Podcast: New Books Network
Host: Holly Gattery
Guest: Dr. Treena Orchard (Anthropologist, Western University)
Book Discussed: Sticky, Sexy, Sad: Swipe Culture and the Darker Side of Dating Apps (Aevo, U Toronto Press, 2024)
Date: November 26, 2025
This episode invites Dr. Treena Orchard to discuss her new book, an unflinching memoir-meets-anthropology exploration of modern dating app culture—its seductive promise, emotional volatility, and the politics of digital intimacy. The conversation explores personal vulnerability, the realities of “swipe culture,” gendered double standards, and ethical storytelling, blending scholarly insight with intimate self-examination.
Quote:
"The experience was so strange and so fascinating as a sexuality scholar that I couldn't not write. Within three months of swiping, I had 60,000 words written. That's when I knew there was a book here."
— Trina Orchard (05:33)
Quote:
"People have said many times, we're right in—like we're at the edge of the bed with you. That’s a combination of my ethnographic training... and poetic part is just kind of how I like to think about and write about it."
— Trina Orchard (12:13)
Quote:
"It turns out a lot of that sort of vernacular and those approaches are very similar to how men construct themselves in the business world. That’s part of why it’s very, very cringe now."
— Trina Orchard (17:21)
Quote:
"Kindness is often like the thing, the light under the door that gets us through... I want men to read the book... You're going to teach men how women experience these things."
— Trina Orchard (29:28)
Quote:
"Of course, the natural response, sadly, is that we often turn on ourselves and we blame ourselves... when you don't have answers as to why someone does something and you just kind of have to leave it there. And that's unsettling."
— Trina Orchard (33:39)
Quote:
"I feel like focusing on men right now is strategically wise... If we understand where they’re coming from, we might be in a better position to make a bigger impact."
— Trina Orchard (36:47)
On writing from power, not fear:
"I have tenure... If it all went tits up, pardon my French, and there was a big furor... well, I'm not going to lose my job. I don't really think I'll lose my credibility... I wanted to take that creative risk." (06:36)
On girlboss culture:
"It's very sort of whitewashed language, very similar to... mainstream settings. I think the term girl boss is kind of cringe now..." (17:21)

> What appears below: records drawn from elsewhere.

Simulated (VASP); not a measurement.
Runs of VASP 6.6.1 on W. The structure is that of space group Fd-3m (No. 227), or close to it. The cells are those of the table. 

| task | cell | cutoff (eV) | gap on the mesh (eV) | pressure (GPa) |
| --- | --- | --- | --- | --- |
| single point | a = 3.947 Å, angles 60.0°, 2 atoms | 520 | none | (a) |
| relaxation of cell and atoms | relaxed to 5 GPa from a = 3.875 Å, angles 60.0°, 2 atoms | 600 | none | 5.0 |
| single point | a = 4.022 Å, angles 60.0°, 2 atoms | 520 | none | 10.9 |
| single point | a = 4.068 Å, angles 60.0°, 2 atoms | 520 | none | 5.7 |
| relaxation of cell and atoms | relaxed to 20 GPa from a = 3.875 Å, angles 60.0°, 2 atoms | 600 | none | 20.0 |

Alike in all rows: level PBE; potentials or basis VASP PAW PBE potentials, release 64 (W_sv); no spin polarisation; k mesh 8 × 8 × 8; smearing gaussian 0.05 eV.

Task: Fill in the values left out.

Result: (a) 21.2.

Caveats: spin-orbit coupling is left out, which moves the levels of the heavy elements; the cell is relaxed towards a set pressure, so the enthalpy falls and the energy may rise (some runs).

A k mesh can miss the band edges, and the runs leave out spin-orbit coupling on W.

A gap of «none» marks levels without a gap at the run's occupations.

On balancing academic and personal:
"It was just kind of a rolling, fairly organic process, if I could say that... The poetic piece was always there." (22:33)
On empathy and men as future readers:
"There's this idea men don't read books like this... quite the opposite. I want men to read the book... teach men how women experience these things." (29:28)
The interview is candid, witty, and deeply compassionate—balancing personal storytelling with robust cultural critique. Both host and author “swat away” loaded words like “brave” and “vulnerable,” reframing honesty and emotional intelligence as necessary contributions. The conversation invites listeners—regardless of app experience—to reflect on what it means to seek, give, and receive love in an era of swipe-driven intimacy, and how both women and men can be gentler with each other and themselves.